Edgewall Software

Version 41 (modified by cmlenz, 17 years ago) (diff)

--

Frequently Asked Questions

Here you can find answers to frequently asked questions about Genshi.

Overview

  1. General
    1. What is Genshi?
    2. Why yet another template engine?
    3. Why XML-based?
    4. So then why not just use Kid?
    5. What are the main differences between Kid and Genshi?
    6. What license governs the use of Genshi?
    7. What do I need to use Genshi?
    8. Why is it called “Genshi”?
    9. How do you pronounce “Genshi”?
  2. Features and Design
    1. What other features does the toolkit provide?
    2. Why use includes instead of inheritance?
    3. Is Genshi “sandboxable”?
  3. Usage
    1. How can I include literal XML in template output?
    2. What is Genshi doing with the whitespace in my markup template?
    3. Why does Genshi raise a UnicodeDecodeError when I try to render non-ASCII strings?
    4. Can I add custom directives?

General

What is Genshi?

We like to call it a “toolkit for stream-based generation of output for the web”. The largest feature provided by Genshi is an XML-based template engine that is heavily inspired by Kid. But it also provides a text-based template engine, as well as a collection of tools for working with markup.

Why yet another template engine?

We'll let Ryan Tomayko, the author of Kid, answer this one:

“There's at least four billion and nine text based template languages for Python but there aren't a lot of options that fit nicely into the XML tool-chain. Or, if they do fit nicely into the XML tool-chain, they don't fit nicely with Python.”

See his article “In search of a Pythonic, XML-based Templating Language” for the details.

Why XML-based?

Most template engines for web applications are character-stream based: they know nothing about the format of the response body that is being generated. They simply substitute variable expressions, and provide some directives for looping, conditionals, etc. Thus they can be used to generate any kind of textual output, be it HTML, plain text emails, program code, or really anything else.

However, 99% of the templates used by web applications generate some kind of XML/HTML-based markup. We believe that web applications can benefit from a template engine that “knows what it's doing” when it comes to markup. You don't need to worry about generating output that is not well-formed, nor do you need to worry about accidentially not escaping some data, thereby greatly reducing the risk for introducing XSS attack vectors. Furthermore, your templates look a lot more like the targetted output format: an HTML template looks like HTML, a template for an RSS feed looks like RSS. Directives in text-based template languages often result in rather messy templates, or produce excessive amounts of unnecessary white space.

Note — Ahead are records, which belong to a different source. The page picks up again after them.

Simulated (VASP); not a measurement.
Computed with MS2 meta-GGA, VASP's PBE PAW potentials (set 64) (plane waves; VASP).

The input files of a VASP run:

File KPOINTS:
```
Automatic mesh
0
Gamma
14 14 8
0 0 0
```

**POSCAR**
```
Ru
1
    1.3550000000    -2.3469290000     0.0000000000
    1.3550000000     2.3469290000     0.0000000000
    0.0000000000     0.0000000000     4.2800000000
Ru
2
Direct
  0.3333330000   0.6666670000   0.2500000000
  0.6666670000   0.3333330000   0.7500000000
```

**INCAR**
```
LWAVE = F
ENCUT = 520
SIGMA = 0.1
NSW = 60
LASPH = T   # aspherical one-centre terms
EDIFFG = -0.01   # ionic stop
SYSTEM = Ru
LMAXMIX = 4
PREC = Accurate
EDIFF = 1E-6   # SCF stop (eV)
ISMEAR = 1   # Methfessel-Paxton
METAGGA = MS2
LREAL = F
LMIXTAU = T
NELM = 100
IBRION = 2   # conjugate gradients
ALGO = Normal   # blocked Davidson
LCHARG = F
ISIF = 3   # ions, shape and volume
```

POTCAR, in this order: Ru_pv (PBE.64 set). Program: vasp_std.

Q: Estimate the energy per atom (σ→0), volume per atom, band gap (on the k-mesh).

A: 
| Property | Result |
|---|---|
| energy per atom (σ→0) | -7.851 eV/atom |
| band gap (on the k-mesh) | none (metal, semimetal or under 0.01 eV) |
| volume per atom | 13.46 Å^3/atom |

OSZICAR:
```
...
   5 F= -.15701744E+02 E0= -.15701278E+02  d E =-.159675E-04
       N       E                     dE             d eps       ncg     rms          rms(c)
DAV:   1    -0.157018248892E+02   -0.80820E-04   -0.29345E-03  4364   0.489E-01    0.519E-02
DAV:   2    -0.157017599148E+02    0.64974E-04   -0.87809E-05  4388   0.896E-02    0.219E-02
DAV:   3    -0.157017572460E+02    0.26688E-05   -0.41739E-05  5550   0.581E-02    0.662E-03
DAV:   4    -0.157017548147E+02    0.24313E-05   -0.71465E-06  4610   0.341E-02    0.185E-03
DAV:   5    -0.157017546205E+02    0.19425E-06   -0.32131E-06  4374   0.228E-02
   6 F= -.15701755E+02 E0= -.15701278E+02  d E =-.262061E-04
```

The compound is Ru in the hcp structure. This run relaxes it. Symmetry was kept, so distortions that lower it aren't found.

See also HOWTO Avoid Being Called a Bozo When Producing XML, which has this say about text-based templating systems:

“Don’t use these systems for producing XML. Making mistakes with them is extremely easy and taking all cases into account is hard. These systems have failed smart people who have actively tried to get things right.”

This advice extends to HTML, of course.

In addition, text-based templates don't even work all that well for many text formats. Imagine you want to generate a plain text email or an iCalendar file. How do you deal with important concerns such as line-wrapping and white-space in your templates? You may be better off using specialized formatters.

So then why not just use Kid?

We think that Kid represents a huge step forward for XML-based templating in Python. Match templates and the generator-based processing model are extremely powerful concepts.

But arguably Kid also has some basic design problems. For example, Kid generates Python code from templates, which adds a lot of complexity to the code and can make the process of locating and fixing template errors a true nightmare. A syntax error in a template expression will cause an exception that points somewhere in the generated code. In addition, as Kid is based on ElementTree, and the ElementTree API doesn't provide location information for parse events, exceptions reported by Kid often don't include information about what part of the template caused the error. (To be fair, this kind of location tracking wasn't even available in the Python bindings for Expat before Python 2.4.)

We felt these problems would best be addressed by developing a new engine from scratch, as opposed to trying to “fix” Kid.

What are the main differences between Kid and Genshi?

Genshi executes templates directly, there's no code generation phase. Expressions are evaluated in a more forgiving way using AST transformation. Template variables are stored on a stack, which means that some variable set in a loop deep in the template won't leak into the rest of the template. And even though Genshi doesn't generate Python code for templates, it generally performs better than Kid (over 2x in our benchmarks, but the exact difference depends on a lot of factors).

Genshi does not depend on ElementTree. It uses Expat for parsing XML, and is based on streaming slightly abstracted parse events through the processing pipeline. It uses XInclude – instead of Kids' py:extends – to allow template authors to factor out common bits. For match templates, it uses XPath expressions instead of the ElementTree API.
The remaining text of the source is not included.